Banks across the world upped their spending on consultants by 8.4 per cent last year as they tried to navigate changing regulation and fight off the challenge from more nimble, newer competitors.
Globally banks spent $13.6bn (£10.2bn) on consultants, a rise from the $12.5bn spent during the year before, according to data from Source Global Research, far above the 1.1 per cent inflation seen in the rich member nations of the Organisation for Economic Cooperation and Development.
The broader financial services sector increased spending on consultants by 8.3 per cent.
The rise in spending by the financial sector matches that of the broader industry for management consultants, who raked in $133bn in fees in 2016, Source said.
Separate figures from the Management Consulting Association, a professional body, showed growth across the UK industry of 4.76 per cent in 2016, while fees per consultant rose by £10,000. Financial services accounted for the largest share of consulting fee income, at 29 per cent.
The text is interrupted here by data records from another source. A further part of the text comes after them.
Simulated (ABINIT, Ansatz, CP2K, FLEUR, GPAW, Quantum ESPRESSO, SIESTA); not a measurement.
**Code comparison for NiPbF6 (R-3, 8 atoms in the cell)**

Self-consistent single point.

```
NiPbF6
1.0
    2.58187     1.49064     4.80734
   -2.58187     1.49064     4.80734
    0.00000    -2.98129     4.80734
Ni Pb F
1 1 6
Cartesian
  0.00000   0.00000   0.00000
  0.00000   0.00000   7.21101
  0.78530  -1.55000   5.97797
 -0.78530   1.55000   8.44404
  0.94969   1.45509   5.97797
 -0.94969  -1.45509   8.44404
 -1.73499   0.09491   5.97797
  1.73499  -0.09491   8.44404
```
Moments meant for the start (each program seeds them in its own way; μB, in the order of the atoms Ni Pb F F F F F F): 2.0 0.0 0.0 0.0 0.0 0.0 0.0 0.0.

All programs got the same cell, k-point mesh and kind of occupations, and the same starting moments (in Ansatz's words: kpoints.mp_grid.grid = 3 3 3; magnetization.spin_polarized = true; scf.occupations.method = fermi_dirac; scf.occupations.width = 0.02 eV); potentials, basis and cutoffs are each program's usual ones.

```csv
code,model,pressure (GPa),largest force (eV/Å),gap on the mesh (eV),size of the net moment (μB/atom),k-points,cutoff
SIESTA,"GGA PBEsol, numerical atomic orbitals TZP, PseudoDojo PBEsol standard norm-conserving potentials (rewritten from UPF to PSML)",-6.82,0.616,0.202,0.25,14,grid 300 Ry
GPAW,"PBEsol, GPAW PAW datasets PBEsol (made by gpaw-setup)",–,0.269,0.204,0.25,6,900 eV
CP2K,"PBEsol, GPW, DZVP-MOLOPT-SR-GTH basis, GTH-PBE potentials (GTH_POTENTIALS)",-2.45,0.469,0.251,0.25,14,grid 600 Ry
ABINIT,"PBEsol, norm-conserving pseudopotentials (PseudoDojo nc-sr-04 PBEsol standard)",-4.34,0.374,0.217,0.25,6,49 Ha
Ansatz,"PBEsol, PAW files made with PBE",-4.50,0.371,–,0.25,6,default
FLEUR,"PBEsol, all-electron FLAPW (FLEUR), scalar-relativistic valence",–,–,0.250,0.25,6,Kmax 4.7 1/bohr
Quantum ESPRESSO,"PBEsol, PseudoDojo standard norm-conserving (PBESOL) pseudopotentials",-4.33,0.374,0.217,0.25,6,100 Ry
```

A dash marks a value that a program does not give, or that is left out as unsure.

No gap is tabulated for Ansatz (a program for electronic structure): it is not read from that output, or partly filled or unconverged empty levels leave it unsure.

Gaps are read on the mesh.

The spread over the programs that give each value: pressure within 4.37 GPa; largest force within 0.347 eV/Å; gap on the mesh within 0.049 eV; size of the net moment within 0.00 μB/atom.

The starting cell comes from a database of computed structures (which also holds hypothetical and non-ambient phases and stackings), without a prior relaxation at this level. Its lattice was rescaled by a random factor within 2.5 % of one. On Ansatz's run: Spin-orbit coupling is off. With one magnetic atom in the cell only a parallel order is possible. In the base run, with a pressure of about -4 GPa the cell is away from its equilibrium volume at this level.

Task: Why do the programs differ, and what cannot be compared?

The US, the German-speaking European nations and the UK remained the three largest consultancy spenders.
Another driver of increased consultancy spending was the challenge posed by smaller fintech players targeting more profitable niches of the industry. Banks have been forced to invest heavily in digital technology to stay ahead of smaller firms who threaten to disrupt their business model.
Zoe Stumpf, Source Global Research head analyst, said: “With these challengers working in a more agile manner, and with customer propositions much more suited to the digital age, they represent both a threat and an opportunity for banks.”